The Literate Chef

Posts Tagged ‘Bermuda Rockfish’

Pan-Seared Black Sea Bass

In Fish, Recipes, Seafood on May 22, 2012 at 8:10 PM

Pan-Seared Black Sea Bass

(Preparation and active cooking time 45 minutes – Serves 2)

Ingredients:

½ cup of canned creamed corn
½ cup of coconut milk
½ cup of clam juice
2 tsp. fresh minced ginger, 1 piece about 1inch by ½ inch, peeled
¼ tsp. curry powder
6 large shrimp, cleaned & de-veined
¾ lb. fillet of Black Sea Bass
1 Tbsp. chopped fresh tarragon
1 Tbsp. chopped fresh chives
1 & 1/2 Tbsp. Extra Virgin Olive Oil
Kosher Salt

Preparation:

1.    Pre-heat oven to 400 degrees.
2.    Remove fish and shrimp from refrigerator and bring to room temperature.
3.    While the oven is heating, mince the ginger, chop the tarragon and chives and clean & de-vein the shrimp. Also measure out all of the other ingredients and set aside.
4.    When the oven is heated, place the corn on a baking sheet and roast for 15 minutes.
5.    In the meantime, add the coconut milk and clam juice to a small 1 or 2 quart pot and slowly bring to a boil on medium-low heat. Add the minced ginger and the curry powder.
6.    When the corn is done, puree it and whisk it into the broth.
7.    Add the shrimp and let cook slowly until pink, keep warm on very low heat.
8.    Add most of the chopped tarragon and chives to the broth, reserving a little for garnish.
9.    Season both sides of the fish with Kosher Salt.
10.    Heat a heavy stainless steel sauté pan on high, add olive oil to the pan and heat on high until it shimmers.
11.    Slowly add the fish fillets, skin side down. The fish will buckle up, so push it down for a few seconds to keep it flat. Cook for 2 minutes and turn.
12.    Continue cooking for 4 more minutes, shutting the heat for the last minute. Note
13.    While the fish is cooking in step 12, spoon the shrimps and broth into bowls.
14.    Add the fish fillets when done, skin side down and sprinkle the remaining tarragon and chives over them.
15.    Serve immediately with hot, crispy French bread to soak up the broth.

Note: This cooking time is predicated on using Black Sea Bass, which is about ½ to ¾ of an inch thick. If using Striped Bass or any thicker fish, increase the cooking time accordingly.
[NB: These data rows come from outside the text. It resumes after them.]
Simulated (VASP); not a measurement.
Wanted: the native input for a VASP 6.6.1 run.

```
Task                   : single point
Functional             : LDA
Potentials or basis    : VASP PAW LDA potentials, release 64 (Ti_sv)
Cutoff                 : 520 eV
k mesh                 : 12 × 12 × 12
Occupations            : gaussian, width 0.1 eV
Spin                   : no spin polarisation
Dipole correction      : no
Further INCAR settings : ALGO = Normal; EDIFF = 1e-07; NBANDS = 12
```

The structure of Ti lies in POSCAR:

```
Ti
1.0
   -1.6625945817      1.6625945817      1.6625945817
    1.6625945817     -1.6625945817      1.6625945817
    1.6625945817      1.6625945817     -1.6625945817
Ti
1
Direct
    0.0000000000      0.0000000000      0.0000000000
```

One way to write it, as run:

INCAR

Please see On Tour With The Literate Chef-Bermuda, Part II

On Tour with The Literate Chef – Bermuda, Part II

In General Articles on May 22, 2012 at 8:08 PM

Continued from Part I

Day Two greeted us with sunshine, a light breeze and cheerful birdsong at the complimentary Royal Palms breakfast. However, our high expectations for the day, which included a round of golf at The Mid-Ocean Club for Colin, Bernadette and Bob, a ferry ride to St. George’s and getting swizzled at the Swizzle Inn for Betty, Cathie and me, as well as dinner for all at Tom Moore’s Tavern, were to be quickly dashed by the onset of what would turn out to be a 12 hour storm.

Our first inkling of the need for flexibility was an e-mail, warning of impending thunderstorms and the recommendation that golf be postponed for two days. That ruled out the idea of a ferry ride to St. George as well. We held an emergency committee meeting in Ascots bar and over a round of Bloody Mary’s, it was decided that we would walk down to Front St., instead, do some shopping and then have lunch.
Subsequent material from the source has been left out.